For the parents of graduating seniors - advice requested re: paying for college.

I graduate December of this year.

First off before I say anything else, I wish I had you as my parent. Like holy crap, I have a 3.8, got minimal scholarships, and my parents only ever paid for housing/feeding me while I commuted for two hours one way to avoid paying for housing. They didn't pay for a penny of tuition, books, anything despite easily being able to afford to. So as someone who had minimal help, what you are even considering doing for your daughter to help out is amazing.

That said, when it comes to your college plan, I would personally raise the bar and make it simpler. Anything below a 3.0 in college frankly is slacking off, so I would toughen the standards. Having college expenses paid for by parents is a huge privilege, and it needs to be treated like one.

Make your daughter front the money via taking out loans, and then pay them off after the fact if she performs to your expectations. Don't pay for a quarter ahead of time and then hold the next one over her head; hold the present quarter over her head instead.

Anything below a 2.0 at most colleges is academic probation, and less than 2.0 is dismissal for more then a semester in a row is academic dismissal. I would simplify it to basically be if she gets higher than a 3.0, you give her financial support. Anything less, and you retain the right to make her pay for some or all of the expenses at your discretion. That will light a fire under her ass not to dither about with her grades. And obviously, you need to be prepared to follow through if she does poorly in a given quarter, no matter how much she begs.

However, I would also allow her a mulligan or two since everyone in college fucks up occasionally. You did. I certainly did. Everyone has a bad semester (or quarter in your daughter's case). Perhaps cruelly, many people's worst semester/quarter is their first. And as another user said, a quarter is really too short a time; I imagine half the challenge the first ten weeks or so will just be your child adjusting to the college environment and making friends and stuff. I would give her a quarter or two to get her bearings before putting the hammer down.
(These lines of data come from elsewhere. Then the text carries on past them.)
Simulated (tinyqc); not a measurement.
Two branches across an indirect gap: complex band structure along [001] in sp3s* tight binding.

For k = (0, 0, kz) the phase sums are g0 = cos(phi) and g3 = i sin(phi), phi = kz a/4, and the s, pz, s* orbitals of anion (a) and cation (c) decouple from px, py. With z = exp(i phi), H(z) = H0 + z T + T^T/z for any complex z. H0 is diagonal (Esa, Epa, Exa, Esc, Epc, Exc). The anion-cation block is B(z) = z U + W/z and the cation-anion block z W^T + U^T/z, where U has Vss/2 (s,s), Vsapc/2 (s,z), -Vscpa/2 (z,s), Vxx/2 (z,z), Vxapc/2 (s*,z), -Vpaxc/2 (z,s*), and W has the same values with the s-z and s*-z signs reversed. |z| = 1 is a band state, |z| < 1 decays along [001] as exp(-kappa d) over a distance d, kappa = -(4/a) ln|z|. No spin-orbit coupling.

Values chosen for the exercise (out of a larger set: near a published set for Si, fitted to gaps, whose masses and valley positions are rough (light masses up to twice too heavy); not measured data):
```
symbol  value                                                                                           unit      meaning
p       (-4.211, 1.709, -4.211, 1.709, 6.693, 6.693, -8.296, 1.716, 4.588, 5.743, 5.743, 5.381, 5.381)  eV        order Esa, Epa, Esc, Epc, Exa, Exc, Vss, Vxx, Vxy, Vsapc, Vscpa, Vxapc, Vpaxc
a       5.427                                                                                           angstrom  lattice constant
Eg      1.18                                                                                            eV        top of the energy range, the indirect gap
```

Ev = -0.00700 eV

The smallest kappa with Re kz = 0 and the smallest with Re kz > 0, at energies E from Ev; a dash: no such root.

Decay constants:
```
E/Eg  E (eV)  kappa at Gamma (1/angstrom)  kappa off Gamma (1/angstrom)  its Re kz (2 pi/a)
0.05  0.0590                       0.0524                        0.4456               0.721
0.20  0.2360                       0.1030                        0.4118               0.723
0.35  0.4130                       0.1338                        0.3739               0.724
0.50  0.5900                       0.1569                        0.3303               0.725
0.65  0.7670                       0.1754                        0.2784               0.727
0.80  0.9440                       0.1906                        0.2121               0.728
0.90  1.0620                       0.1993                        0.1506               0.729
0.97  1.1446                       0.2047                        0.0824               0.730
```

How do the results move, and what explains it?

Also, you went to high school and college so you probably know this already, but I wouldn't use high school as a proxy for judging how "college-ready" you think your child will be. Good grades in High School ≠ Good grades in College. College isn't necessarily easier or harder than high school; some kids (myself included, I did terrible in high school) will do well in one but crash and burn in the other.

As long as she knows that when college rolls around that its balls to the walls and as long as she knows what the consequences will be for slacking off in college, you've done your part. As a newly clad adult, the rest is up to her.